On Sun, Aug 19, 2012 at 06:07:05PM +0300, Avi Kivity wrote:
ipxe contains the following snippet:
/* Copy ROM to image source PMM block */ pushw %es xorw %ax, %ax movw %ax, %es movl %esi, %edi xorl %esi, %esi movzbl romheader_size, %ecx shll $9, %ecx addr32 rep movsb /* PMM presence implies flat real mode */
Which copies an image to %edi, with %edi >= 0x10000. This is in accordance with the PMM spec:
[...]
So far so good. But the Intel SDM says (20.1.1):
"The IA-32 processors beginning with the Intel386 processor can generate 32-bit offsets using an address override prefix; however, in real-address mode, the value of a 32-bit offset may not exceed FFFFH without causing an exception. For full compatibility with Intel 286 real-address mode, pseudo-protection faults (interrupt 12 or 13) occur if a 32-bit offset is generated outside the range 0 through FFFFH."
I interpretted the above to mean "however, in [normal real-mode where the segment registers are set to 0xffff] real-address mode, the value of a 32-bit offset may not exceed FFFFH without causing an exception"
Which is exactly what happens here. My understanding of big real mode is that to achieve a segment limit != 0xffff, you must go into 32-bit protected mode, load a segment with a larger limit, and return into real mode without touching the segment. The next load of the segment will reset the limit to 0xffff.
No, the segment limit is only changed when the protected mode bit is set and the segment register is loaded. When the protected mode bit is not set, only the segment offset changes.
[...]
The PMM spec also has this to say (1.3):
"Big Real Mode
Big Real Mode is a modified version of the processor’s real mode with the segment limits changed from 1MB to 4GB. Big real mode allows the BIOS or an Option ROM to read and write extended memory without the overhead of protected mode. The BIOS puts the processor in big real mode during POST to allow simplified access to extended memory. The processor will be in big real mode while the PMM Services are callable."

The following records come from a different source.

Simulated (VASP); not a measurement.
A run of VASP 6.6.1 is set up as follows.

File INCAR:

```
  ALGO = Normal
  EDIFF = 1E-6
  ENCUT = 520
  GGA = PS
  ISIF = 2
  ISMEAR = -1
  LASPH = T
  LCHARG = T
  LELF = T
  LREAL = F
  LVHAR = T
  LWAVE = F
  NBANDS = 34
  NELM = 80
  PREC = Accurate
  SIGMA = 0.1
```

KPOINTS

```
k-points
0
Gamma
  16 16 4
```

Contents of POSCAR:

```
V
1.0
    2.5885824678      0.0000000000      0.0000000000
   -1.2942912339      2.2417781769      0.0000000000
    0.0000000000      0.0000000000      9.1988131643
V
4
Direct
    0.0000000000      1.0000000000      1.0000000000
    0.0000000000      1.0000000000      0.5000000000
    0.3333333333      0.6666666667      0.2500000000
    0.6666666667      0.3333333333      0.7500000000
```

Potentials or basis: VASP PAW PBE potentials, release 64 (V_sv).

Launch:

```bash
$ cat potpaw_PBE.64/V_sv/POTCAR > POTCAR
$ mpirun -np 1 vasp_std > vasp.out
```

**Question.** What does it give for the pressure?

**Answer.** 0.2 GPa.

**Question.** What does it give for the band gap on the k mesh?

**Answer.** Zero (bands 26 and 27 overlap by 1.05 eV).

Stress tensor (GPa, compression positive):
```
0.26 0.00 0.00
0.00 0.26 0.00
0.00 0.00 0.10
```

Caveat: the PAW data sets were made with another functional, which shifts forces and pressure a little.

This is more in line with the Intel spec, and means that the modification to %es must be avoided (and that seabios needs changes to either work in big real mode, or to put the processor back into big real mode after returning from a PMM service.
The SeaBIOS code is regularly used on a variety of real processors (which do enforce segment limits). This includes several different AMD processors and Intel processors. It has also been tested in the past with other manufacturers (eg, Via). We've never seen an issue with the "big real mode" support.
The whole thing is very unfortunate, as kvm is very slow while in big real mode, on certain processors.
Unfortunately, "big real mode" is a requirement for option roms.